Nashville country duo Torn Hearts checks most of the boxes that signal they are ready to begin a long career in the business. Jordan (Abby Quinn, Little Women) is the songwriter and guitarist singing harmony along with Leigh (Alexxis Lemire, The Half of It), who tackles the melody while playing tambourine. Leigh is the more marketable of the two, and both know it, though they also recognize they are stronger working as a team than as solo artists. While Leigh is dating their manager (Joshua Leonard, Four Good Days), Jordan can’t stand to see her friend fall into that cliché trap. 

A chance introduction to country superstar Caleb (Shiloh Fernandez, The Evil Dead) hints at the possibility of opening for him on tour, but the women wind up with what they imagine to be a real jackpot. Caleb came close to recording a comeback single with the antisocial Harper Dutch (Katey Sagal, Pitch Perfect 2), half of a sister act that retreated from the public eye after Harper’s sister killed herself while she watched. Caleb gives Jordan Harper’s address, and before you know it, the women have skipped their early morning recording session for a quick jaunt to meet their idol. 
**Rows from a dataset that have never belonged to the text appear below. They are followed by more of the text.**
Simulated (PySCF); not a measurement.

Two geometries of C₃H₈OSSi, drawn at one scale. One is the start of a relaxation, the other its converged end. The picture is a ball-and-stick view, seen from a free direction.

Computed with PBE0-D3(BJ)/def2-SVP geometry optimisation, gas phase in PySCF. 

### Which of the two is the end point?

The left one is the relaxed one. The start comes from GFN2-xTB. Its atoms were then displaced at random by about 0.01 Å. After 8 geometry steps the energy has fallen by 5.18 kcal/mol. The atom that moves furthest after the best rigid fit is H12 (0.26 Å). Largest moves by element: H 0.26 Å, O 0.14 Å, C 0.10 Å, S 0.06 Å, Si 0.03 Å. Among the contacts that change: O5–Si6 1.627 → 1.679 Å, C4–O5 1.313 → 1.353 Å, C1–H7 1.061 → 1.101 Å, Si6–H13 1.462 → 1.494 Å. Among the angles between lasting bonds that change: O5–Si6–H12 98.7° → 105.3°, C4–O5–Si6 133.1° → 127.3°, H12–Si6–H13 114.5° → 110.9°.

They find a nervy, finger-tapping recluse who resists meeting them at first but, after sizing them up, decides to hear them play. Seeing something in both women reminding her of what she once had with her sister, Harper invites the duo to stay and collaborate on a song…or so they think. Preying on both of their insecurities in increasingly manipulative and violently bizarre methods, Harper tests their strength as individuals to see if they have what it takes to remain unified or if their idea of fame is more focused on a solo spotlight.   

I feel that Torn Hearts might have still worked if it hadn’t had celebrated television star and former Bette Midler backup singer Sagal in a central role, but it absolutely would have lacked the bite Sagal brings. There’s a certain authenticity, especially in the limited singing Sagal is allowed to do, that makes you believe her unhinged character has the potential for enacting any mayhem she chooses. Sagal is working in The Zone, and it elevates the film from a random horror/thriller to a level of more sophistication. She’s supported nicely by Quinn’s acerbic Sara Gilbert in Roseanne-esque take on an alternative modern woman in country music. If Lemire winds up feeling a bit soft, it’s only due to writer Rachel Koller Croft designing her to be a bit of a limp noodle throughout. Besides, once Sagal enters the film around twenty minutes in, all you’ll be wanting is more more more of her.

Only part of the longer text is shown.